Economy The Dalles had served initially as a way station on the emigrant road to the Willamette Valley. The construction of a pioneer road over the Cascade Mountains in 1845, and the Donation Land Act[?] of 1850 encouraged families to settle in the area. Over the following years, Wasco County was a major transportation hub for both river traffic and inland traffic. The river traffic on the Columbia River was profoundly affected in 1935 by the building of Bonneville Dam[?] in Multnomah County and by The Dalles Dam[?] in 1957 in Wasco County. The county's economy is based upon agriculture (orchards, wheat farming, livestock ranching), lumber, manufacturing, electric power, transportation, and tourism. Aluminum production was previously a major support of the local economy, but electrical price fluctuations and a slump in global aluminum prices has forced the closing of a number of local aluminum foundaries.
Geography According to the U.S. Census Bureau, the county has a total area of 6,204 km² (2,395 mi²). 6,167 km² (2,381 mi²) of it is land and 37 km² (14 mi²) of it is water. The total area is 0.60% water.
Demographics As of the census of 2000, there are 23,791 people, 9,401 households, and 6,505 families residing in the county. The population density is 4/km² (10/mi²). There are 10,651 housing units at an average density of 2/km² (4/mi²). The racial makeup of the county is 86.58% White, 0.30% African American, 3.81% Native American, 0.80% Asian, 0.50% Pacific Islander, 5.65% from other races, and 2.36% from two or more races. 9.31% of the population are Hispanic or Latino of any race.
There are 9,401 households out of which 30.20% have children under the age of 18 living with them, 54.80% are married couples living together, 9.90% have a female householder with no husband present, and 30.80% are non-families. 26.10% of all households are made up of individuals and 11.50% have someone living alone who is 65 years of age or older. The average household size is 2.47 and the average family size is 2.96.
In the county, the population is spread out with 25.40% under the age of 18, 7.40% from 18 to 24, 25.20% from 25 to 44, 25.40% from 45 to 64, and 16.70% who are 65 years of age or older. The median age is 40 years. For every 100 females there are 97.90 males. For every 100 females age 18 and over, there are 95.10 males.

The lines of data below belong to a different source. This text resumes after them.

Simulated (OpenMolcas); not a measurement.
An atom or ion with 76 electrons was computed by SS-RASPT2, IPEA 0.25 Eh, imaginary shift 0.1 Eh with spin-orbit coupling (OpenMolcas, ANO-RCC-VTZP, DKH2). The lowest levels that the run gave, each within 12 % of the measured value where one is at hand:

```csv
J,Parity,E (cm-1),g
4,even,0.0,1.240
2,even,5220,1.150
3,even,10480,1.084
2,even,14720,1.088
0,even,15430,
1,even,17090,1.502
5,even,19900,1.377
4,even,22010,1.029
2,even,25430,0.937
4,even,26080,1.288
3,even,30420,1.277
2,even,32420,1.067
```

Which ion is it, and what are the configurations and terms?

The median income for a household in the county is $35,959, and the median income for a family is $42,412. Males have a median income of $36,051 versus $21,575 for females. The per capita income for the county is $17,195. 12.90% of the population and 10.30% of families are below the poverty line. Out of the total people living in poverty, 17.70% are under the age of 18 and 7.30% are 65 or older.
History Celilo Falls[?] on the Columbia River served as a gathering place and major trading center for the local Native Americans, including the Wasco, Paiute, and Warm Springs[?] tribes, for thousands of years. These rapids came to be named Le Grand Dalles de la Columbia or "The Great Falls of the Columbia" by the French Canadian fur traders.
The Territorial Legislature created Wasco County on January 11, 1854 from the parts of Clackamas, Lane, Linn and Marion counties, that were east of the Cascade Range -- which included most of Idaho, and parts of Montana and Wyoming. At the time of its creation, it was the largest county in the United States, consisting of 130,000 square miles. As Washington Territory and other Oregon counties were split away, Wasco county was reduced to its far humbler size.
The Dalles was designated the county seat with the creation of the county, and has been its only location.
Wasco county attracted international attention in the 1980s, when Bhagwan Shree Rajneesh came to the United States and settled for several years at a marginal ranch called "The Big Muddy", but later known as Rajneeshpuram[?]. Disagreements over zoning rules and building codes in the beginning continued to escalate between not only his followers and the inhabitants of Wasco County, but eventually with the rest of the state. His followers, known as Rajneeshes, settled en bloc in Antelope, Oregon and were able to elect a majority of the town councillors. Acerbic and impolic, if not hostile comments by his public spokeswoman, Ma Annand Sheela[?], only increased tensions, and were not helped by Rajneesh's vow of silence. When the Rajneeshes subsequently recruited homeless people from across the United States to settle at Rajneeshpuram, it was widely seen as an attempt to use the ballot box to sieze control of Wasco county. But perhaps the most bizarre turn of events was when an outbreak of salmonella in a salad bar at a restaurant in The Dalles was traced to the acts of his followers. About this time, Sheela was removed from her post in the Rajneesh's service, and shortly afterwards left for Germany.
This chapter finally ended in 1985, when Rajneesh was arrested in North Carolina as he was fleeing the U.S. On October 23, 1985, a federal grand jury in Portland had secretly indicted Rajneesh, Sheela, and six of his other followers for immigration crimes. Two days later, a Wasco County grand jury returned indictments against Sheela and two others, charging them with the attempted murder of Swami Devaraj, the Bhagwan's personal doctor. He entered an "Alford plea," also called a no-contest plea, and given a suspended sentence on condition that he leave the country.